Publii icon indicating copy to clipboard operation
Publii copied to clipboard

AWS S3 Synchronization

Open Linus-007 opened this issue 2 years ago • 4 comments

Does Publii synchronize files on S3 that changed or overwrite everything? I ask because a simple change to one page causes an extended upload of 200+ items. To save time on responses, I do not have versioned storage turned on in AWS S3.

I made one change, and looked at my S3 bucket after pushing that change. Every item in the bucket has a new date and time. Why upload everything rather than maintain a list of what has changed and only upload the changes? This can increase egress charges and put request charges. In five days, I have over 20,000 put requests for simple edits.

To save time on responses, I do not have versioned storage turned on in AWS S3.

Linus-007 avatar Dec 07 '21 05:12 Linus-007

In general, Publii only syncs files that have changed or are new. But it all depends on the changes you have made. For example, changing the post title, date, etc... changes the content of e.g. related posts. So, a small change must be reflected in most of the posts (files).

bobmitro avatar Dec 07 '21 06:12 bobmitro

It looks like this is the same as issue #377. files.publii.json is not being uploaded by Publii despite the fact that the IAM user has AmazonS3FullAccess. In the log viewer, deployment-process.log, I can see that the last file with checksums is not uploaded.

[Tue, 07 Dec 2021 06:46:21 GMT] UPL 404.html -> 404.html
[Tue, 07 Dec 2021 06:46:22 GMT] -> files.publii.json
[Tue, 07 Dec 2021 06:46:22 GMT] S3 ERROR: Access Denied

Regarding the S3 settings in the server configuration, None of the ALC settings allows files.publii.json to upload.

My S3 bucket is not public. I am using cloudfront and route53. My last successful files.publii.json upload was when I had the S3 bucket publicly exposed. I am opposed to this for security purposes. Users on the web should only be able to see the content from my website and not discover it in the bucket.

Linus-007 avatar Dec 07 '21 06:12 Linus-007

Oh yes, if the files.publii.json file is not uploaded, all files are sent to the server again.

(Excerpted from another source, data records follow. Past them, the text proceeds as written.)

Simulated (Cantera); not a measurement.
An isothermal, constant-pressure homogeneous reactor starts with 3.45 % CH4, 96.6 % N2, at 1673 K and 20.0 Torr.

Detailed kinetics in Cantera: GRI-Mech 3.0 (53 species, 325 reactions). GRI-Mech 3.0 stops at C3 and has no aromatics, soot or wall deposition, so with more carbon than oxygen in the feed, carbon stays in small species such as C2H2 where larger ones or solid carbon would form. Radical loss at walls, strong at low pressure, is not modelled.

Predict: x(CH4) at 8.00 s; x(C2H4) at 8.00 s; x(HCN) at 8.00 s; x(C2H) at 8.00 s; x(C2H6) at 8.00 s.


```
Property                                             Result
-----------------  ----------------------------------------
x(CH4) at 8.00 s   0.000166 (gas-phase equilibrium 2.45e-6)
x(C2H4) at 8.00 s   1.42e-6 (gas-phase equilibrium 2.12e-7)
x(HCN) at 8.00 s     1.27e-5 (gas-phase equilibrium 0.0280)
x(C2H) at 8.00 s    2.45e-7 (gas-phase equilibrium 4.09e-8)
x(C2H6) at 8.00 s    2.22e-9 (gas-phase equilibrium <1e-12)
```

bobmitro avatar Dec 07 '21 06:12 bobmitro

I do not think that #377 satisfactorily resolved the issue. I read the entire thread, examined the other issues. I think "authenticated-read" #62 contributes to the issue. If I set Publii to use ACL authenticated read for a bucket that is not public, for a test, the result is 100% failure. How about a different method to check files? Perhaps load the file to a different bucket, or allow it to be uploaded, but access restricted with a bucket policy for a single file?

I can see where the ALC is set in the s3.js. See File: app/back-end/modules/deploy/s3.js lines 195-201:

        let params = {
            ACL: 'authenticated-read',
            Body: fileContent,
            Bucket: this.bucket,
            Key: fileName,
            ContentType: mime.getType('json')
        };

Linus-007 avatar Dec 07 '21 07:12 Linus-007

The problem will be probably solved in v.0.41 (planned for mid-October) - since this version Publii will use the same ACL for all files, without predefined ACLs for publii.files.json file. Most probably the current issues are caused by fact that the used ACL are non-compatible with some buckets policies.

dziudek avatar Sep 29 '22 15:09 dziudek